Couch potatoes, rejoice: Pretty soon, you won't have to actually set foot on a trail through the Grand Canyon or Yellowstone national parks. Instead, you'll be able to enjoy an online "virtual hiking expedition," compliments of the energy-bar maker Nature Valley. The company hired crews with 360-degree cameras to hike 100 miles through each national park in order to "bring the parks experience to the indoors and outdoors-oriented alike," reports fastcompany.com. Nature Valley marketer Scott Baldwin explained that showing a picture of wilderness is easy, "but people want to have deeper experiences." And what could be deeper than experiencing something on your computer screen? So sometime next year, prepare to kick back, click on Trailview and let your virtual muscles do the walking.

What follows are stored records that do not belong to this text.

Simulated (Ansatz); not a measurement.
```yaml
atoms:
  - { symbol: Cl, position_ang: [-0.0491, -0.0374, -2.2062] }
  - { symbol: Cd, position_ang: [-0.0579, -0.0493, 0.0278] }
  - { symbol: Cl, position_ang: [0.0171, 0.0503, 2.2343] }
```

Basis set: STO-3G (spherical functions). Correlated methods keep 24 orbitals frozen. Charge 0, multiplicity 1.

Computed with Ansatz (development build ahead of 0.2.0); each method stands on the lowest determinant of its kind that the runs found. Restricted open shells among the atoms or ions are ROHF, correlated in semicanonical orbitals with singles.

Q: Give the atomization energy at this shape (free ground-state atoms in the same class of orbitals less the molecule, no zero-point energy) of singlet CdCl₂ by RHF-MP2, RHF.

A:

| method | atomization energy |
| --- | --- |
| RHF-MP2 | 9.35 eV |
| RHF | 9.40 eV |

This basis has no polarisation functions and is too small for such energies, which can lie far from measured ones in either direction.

Jefferson County's schools in the Denver area have long been innovators in the world of marketing, engaging in efforts that Click and Clack, the "car guys" who have an hour-long program on National Public Radio, might mock as "shameless commerce." But what's a school district to do in this era of starved budgets and crowded classrooms? Jeffco's latest foray into advertising is selling 2-inch banners on the bottom of all report cards; the client is an education savings plan called CollegeInvest.
Fed up with a husband who interacted only with videogames, Alyse Bradley of Logan, Utah, put Kyle Bradley up for sale on Craigslist, calling him "easy to maintain, just feed and water every 3-5 hours." She quickly got some takers, reports the Salt Lake Tribune, though a few people felt that Kyle, a veteran who served in Afghanistan, deserved whatever time he needed to play "Modern Warfare" from the safety of his couch.
It may not make intuitive sense, but the Washington Post reports that even as we clutter our homes with just about every winking electronic gadget that's ever been made (usually in some faraway Asian country), Americans are on the path to using less electricity. Demand is leveling off because of several factors, with the main reason being greater efficiency. Light bulbs and other electric appliances are being manufactured both to use less energy and last longer; houses are shrinking and being made tighter; and there's a growing consensus among consumers that, especially given the grim economy, it's time to stop being profligate with electricity. "In general, it is now cheaper for utilities to help customers cut back than to build a power plant," the experts say. Still, this could change if some irresistible new product comes along that requires lots of juice, or if electric cars that plug into the grid go mainstream.
From our friends
HCN in the outhouses of the West
From my Alaska trip: I flew into a small town that is not reachable by road, then hopped on a motorboat and drove across lakes and rivers for 2.5 hours to reach the scientists' camp way out in the boondocks -- out there they have a few rough cabins and a generator that makes electricity only in the evening and two outhouses -- and lo and behold, for reading material in the outhouses they have issues of the Economist magazines and HCN -- amazing to discover HCN readers way out there!